It's not completely wrong, then, to translate with a plural. But, translating with a plural means translating not only the text, but the meaning of the text.

Here are the NET Bible translator notes, which align somewhat with what critical commentaries and Hebrew scholars have said in the past:

On "hostility" in Gen 3.15

tn The Hebrew word translated “hostility” is derived from the root אֵיב (’ev, “to be hostile, to be an adversary [or enemy]”). The curse announces that there will be continuing hostility between the serpent and the woman. The serpent will now live in a “battle zone,” as it were.

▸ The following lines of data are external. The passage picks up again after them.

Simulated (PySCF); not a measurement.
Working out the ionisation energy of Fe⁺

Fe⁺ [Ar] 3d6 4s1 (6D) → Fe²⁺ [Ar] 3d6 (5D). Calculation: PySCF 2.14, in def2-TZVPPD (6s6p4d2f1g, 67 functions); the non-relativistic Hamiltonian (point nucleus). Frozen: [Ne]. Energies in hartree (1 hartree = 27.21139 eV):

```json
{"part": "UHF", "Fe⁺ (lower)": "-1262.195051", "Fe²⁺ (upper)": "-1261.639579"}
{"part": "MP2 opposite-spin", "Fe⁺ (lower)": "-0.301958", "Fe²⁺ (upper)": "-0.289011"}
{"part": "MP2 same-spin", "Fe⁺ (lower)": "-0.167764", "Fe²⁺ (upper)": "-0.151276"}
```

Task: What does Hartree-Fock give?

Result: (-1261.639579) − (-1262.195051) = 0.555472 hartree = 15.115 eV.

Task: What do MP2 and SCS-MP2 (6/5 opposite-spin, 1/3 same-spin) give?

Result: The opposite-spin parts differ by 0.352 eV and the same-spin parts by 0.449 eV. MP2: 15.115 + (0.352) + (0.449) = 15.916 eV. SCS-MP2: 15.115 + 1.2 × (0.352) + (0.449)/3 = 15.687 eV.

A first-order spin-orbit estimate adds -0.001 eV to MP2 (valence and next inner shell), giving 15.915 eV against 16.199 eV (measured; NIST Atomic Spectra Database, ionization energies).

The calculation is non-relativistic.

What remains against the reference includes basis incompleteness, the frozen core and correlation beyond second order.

Biblical Studies Press, The NET Bible First Edition; Bible. English. NET Bible.; The NET Bible (Biblical Studies Press, 2005).

On "offspring" in Gen 3.15

sn The Hebrew word translated “offspring” is a collective singular. The text anticipates the ongoing struggle between human beings (the woman’s offspring) and deadly poisonous snakes (the serpent’s offspring). An ancient Jewish interpretation of the passage states: “He made the serpent, cause of the deceit, press the earth with belly and flank, having bitterly driven him out. He aroused a dire enmity between them. The one guards his head to save it, the other his heel, for death is at hand in the proximity of men and malignant poisonous snakes.” See Sib. Or. 1:59–64. For a similar interpretation see Josephus, Ant. 1.1.4 (1.50–51).

Biblical Studies Press, The NET Bible First Edition; Bible. English. NET Bible.; The NET Bible (Biblical Studies Press, 2005).

On "attack" in Gen 3.15

tn Heb “he will attack [or “bruise”] you [on] the head.” The singular pronoun and verb agree grammatically with the collective singular noun “offspring.” For other examples of singular verb and pronominal forms being used with the collective singular “offspring,” see Gen 16:10; 22:17; 24:60. The word “head” is an adverbial accusative, locating the blow. A crushing blow to the head would be potentially fatal.

Biblical Studies Press, The NET Bible First Edition; Bible. English. NET Bible.; The NET Bible (Biblical Studies Press, 2005).

On "you" in Gen 3.15

sn You will attack her offspring’s heel. Though the conflict will actually involve the serpent’s offspring (snakes) and the woman’s offspring (human beings), v. 15b for rhetorical effect depicts the conflict as being between the serpent and the woman’s offspring, as if the serpent will outlive the woman. The statement is personalized for the sake of the addressee (the serpent) and reflects the ancient Semitic concept of corporate solidarity, which emphasizes the close relationship between a progenitor and his offspring. Note Gen 28:14, where the LORD says to Jacob, “Your offspring will be like the dust of the earth, and you [second masculine singular] will spread out in all directions.” Jacob will “spread out” in all directions through his offspring, but the text states the matter as if this will happen to him personally.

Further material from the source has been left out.